A Community Devoted to the Preservation and Practice of Celestial Navigation and Other Methods of Traditional Wayfinding
From: Lu Abel
Date: 2009 Jan 06, 14:58 -0800
Thanks, you actually caught an error I made in my comments. The 1 nm for every 4 seconds applies to an observer on the equator with a body directly east or west of him. That's because the speed of the earth's surface due to rotation is 1/4 nm per second at the equator. But as I move towards the poles, my speed drops proportionally to the cosine of my latitude (because my distance from the earth's axis is proportional to cos(L)). So, for example, at 60 deg latitude, my speed is only 1/8 nm per second.
Federico Rossi wrote:
If I’ve understood well, this error doesn’t depend on your latitude on earth, i.e. it’s a maximum of 1 nm for every 4 seconds (for bodies due east or west) whether you are on the equator or far from it, does it?
Irv and Bill:
It's a MAXIMUM of 1 NM for every 4 seconds, not a minimum.

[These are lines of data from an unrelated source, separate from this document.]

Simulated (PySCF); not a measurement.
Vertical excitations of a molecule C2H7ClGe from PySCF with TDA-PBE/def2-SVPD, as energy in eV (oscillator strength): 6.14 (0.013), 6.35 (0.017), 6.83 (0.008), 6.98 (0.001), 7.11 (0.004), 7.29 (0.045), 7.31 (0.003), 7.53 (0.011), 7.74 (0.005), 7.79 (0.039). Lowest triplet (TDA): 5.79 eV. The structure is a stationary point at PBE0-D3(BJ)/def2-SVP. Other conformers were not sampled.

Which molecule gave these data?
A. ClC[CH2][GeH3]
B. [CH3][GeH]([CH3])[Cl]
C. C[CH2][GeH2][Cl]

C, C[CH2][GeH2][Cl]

If the body you're sighting is directly north or south of you, even a fairly significant time error would result in a very minimal shift in the LOP produced by the body (the extreme example is Polaris). On the other hand, if the body you're sighting is directly east or west, then it's Geographic Position is moving by 1 NM every four seconds and any LOP developed from that sight would be off by 1 NM for every four seconds of clock error.
Irv Haworth wrote:
Minimum of 1 NM for every 4 seconds..( a quick answer)..
Irvin F Haworth
W, Van BC Canada
As a beginning celestial navigator, I am wondering how much time and watch accuracy is actually required for practical navigation. Can we predict how many miles off one would be for every second of time error?